• Josef Bacik's avatar
    btrfs: set start on clone before calling copy_extent_buffer_full · 53e24158
    Josef Bacik authored
    Our subpage testing started hanging on generic/560 and I bisected it
    down to 1cab1375 ("btrfs: reuse cloned extent buffer during
    fiemap to avoid re-allocations").  This is subtle because we use
    eb->start to figure out where in the folio we're copying to when we're
    subpage, as our ->start may refer to an area inside of the folio.
    
    For example, assume a 16K page size machine with a 4K node size, and
    assume that we already have a cloned extent buffer when we cloned the
    previous search.
    
    copy_extent_buffer_full() will do the following when copying the extent
    buffer path->nodes[0] (src) into cloned (dest):
    
      src->start = 8k; // this is the new leaf we're cloning
      cloned->start = 4k; // this is left over from the previous clone
    
      src_addr = folio_address(src->folios[0]);
      dest_addr = folio_address(dest->folios[0]);
    
      memcpy(dest_addr + get_eb_offset_in_folio(dst, 0),
    	 src_addr + get_eb_offset_in_folio(src, 0), src->len);
    
    Now get_eb_offset_in_folio() is where the problems occur, because for
    sub-pagesize blocksize we can have multiple eb's per folio, the code for
    this is as follows
    
      size_t get_eb_offset_in_folio(eb, offset) {
    	  return (eb->start + offset & (folio_size(eb->folio[0]) - 1));
      }
    
    So in the above example we are copying into offset 4K inside the folio.

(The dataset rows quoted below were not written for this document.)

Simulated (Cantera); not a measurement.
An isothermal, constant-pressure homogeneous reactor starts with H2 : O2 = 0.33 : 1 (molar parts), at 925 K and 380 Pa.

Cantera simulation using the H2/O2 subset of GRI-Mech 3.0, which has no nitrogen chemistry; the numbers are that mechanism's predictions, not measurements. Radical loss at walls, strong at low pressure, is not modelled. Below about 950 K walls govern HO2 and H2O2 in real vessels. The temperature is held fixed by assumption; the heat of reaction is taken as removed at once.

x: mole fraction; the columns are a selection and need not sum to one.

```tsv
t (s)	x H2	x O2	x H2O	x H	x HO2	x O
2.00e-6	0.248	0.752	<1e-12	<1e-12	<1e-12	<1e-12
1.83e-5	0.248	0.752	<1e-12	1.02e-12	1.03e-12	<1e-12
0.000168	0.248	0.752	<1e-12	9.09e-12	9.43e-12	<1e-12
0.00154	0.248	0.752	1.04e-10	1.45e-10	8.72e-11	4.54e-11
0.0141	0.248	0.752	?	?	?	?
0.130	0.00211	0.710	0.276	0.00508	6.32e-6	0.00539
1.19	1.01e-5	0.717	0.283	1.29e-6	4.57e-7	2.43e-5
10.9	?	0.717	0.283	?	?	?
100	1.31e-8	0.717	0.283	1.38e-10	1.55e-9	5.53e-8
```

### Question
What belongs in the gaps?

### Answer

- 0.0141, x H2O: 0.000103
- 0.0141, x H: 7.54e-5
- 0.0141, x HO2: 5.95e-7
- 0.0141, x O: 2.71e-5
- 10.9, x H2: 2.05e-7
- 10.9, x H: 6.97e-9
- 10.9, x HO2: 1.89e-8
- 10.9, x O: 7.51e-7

    However once we update cloned->start to 8K to match the src the math for
    get_eb_offset_in_folio() changes, and any subsequent reads (i.e.
    btrfs_item_key_to_cpu()) will start reading from the offset 8K instead
    of 4K where we copied to, giving us garbage.
    
    Fix this by setting start before we co copy_extent_buffer_full() to make
    sure that we're copying into the same offset inside of the folio that we
    will read from later.
    
    All other sites of copy_extent_buffer_full() are correct because we
    either set ->start beforehand or we simply don't change it in the case
    of the tree-log usage.
    
    With this fix we now pass generic/560 on our subpage tests.
    
    Fixes: 1cab1375 ("btrfs: reuse cloned extent buffer during fiemap to avoid re-allocations")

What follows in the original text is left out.